An early version of this paper has been submitted to the IBM Journal of Research and Development.
Introduction
The POWER2 Performance Monitor, a tool used within IBM, provides detailed hardware measurements necessary to study hardware and software interaction on workloads. The POWER2 processor integrates this fully software accessible monitor. This monitor can selectively measure specific software processes with minimal disruption.
The monitor provides performance measures that include the number of executed instructions, elapsed cycles, counts and delays associated with cache and TLB misses, and utilization of the various execution elements. Such measures can help to efficiently locate and eliminate performance bottlenecks.
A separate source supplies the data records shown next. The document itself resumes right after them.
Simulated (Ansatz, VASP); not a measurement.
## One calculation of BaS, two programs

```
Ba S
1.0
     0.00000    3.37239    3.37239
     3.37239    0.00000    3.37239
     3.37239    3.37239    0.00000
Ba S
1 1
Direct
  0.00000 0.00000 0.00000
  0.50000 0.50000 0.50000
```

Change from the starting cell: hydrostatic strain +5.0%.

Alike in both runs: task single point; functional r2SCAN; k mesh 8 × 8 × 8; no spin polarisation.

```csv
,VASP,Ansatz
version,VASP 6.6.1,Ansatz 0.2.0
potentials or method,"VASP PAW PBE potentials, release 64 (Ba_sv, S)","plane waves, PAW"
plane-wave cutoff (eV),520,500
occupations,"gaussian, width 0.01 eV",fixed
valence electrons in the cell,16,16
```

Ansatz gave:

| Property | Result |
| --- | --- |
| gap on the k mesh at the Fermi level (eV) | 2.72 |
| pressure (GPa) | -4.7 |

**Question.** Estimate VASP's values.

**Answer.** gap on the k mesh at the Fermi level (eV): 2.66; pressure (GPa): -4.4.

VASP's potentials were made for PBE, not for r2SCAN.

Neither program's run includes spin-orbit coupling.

The Need for Hardware Measurement
Improving system performance increasingly depends on a detailed understanding of hardware and software interaction [1]. An effective measurement facility can provide the necessary understanding and a basis for evaluating design decisions of future systems by identifying existing bottlenecks. For example, it is useful to identify opportunities for better CPU execution utilization [2, 3] that are available through better instruction scheduling. Readily available information identifying scheduling opportunities can hasten the development of a compiler.
Of course, hardware measurement is not the only method of understanding system behavior. Simulation is an effective way to study hardware/software interaction in the earliest phases of the design and implementation of a system [4]. However, it is clearly preferable to measure rather than to simulate hardware, if it is available.
Previous Measurement Facilities
In previous RS/6000 systems, IBM development teams collected hardware performance information using special external instrumentation, which was adapted to the processor model under consideration. The external instrumentation approach was possible because the RS/6000 design provided access to some signals typically internal to a single chip [5]. The implementation also included special signals solely for performance monitoring, using either multiplexed functional pins or pins dedicated to measurement. Conversion of the externally available signals into useful performance information required additional logic.
Subtle differences between the various CPU models required each CPU to have different instrumentation. Additionally, the difficulty and cost of instrumenting any particular CPU model further constrained the number of systems instrumented.
Desirable Monitor Characteristics
A hardware measurement facility can be an asset to understanding hardware/software interaction and thus aid in improving the performance of current and future systems. A desirable characteristic is the ability to select specific times and specific threads of execution to measure. An analyst studying a numerical analysis application may be interested in particular subroutines or even particular loops [1]. On the other hand, an analyst studying a commercial application may want to be able to exclude I/O wait intervals [6].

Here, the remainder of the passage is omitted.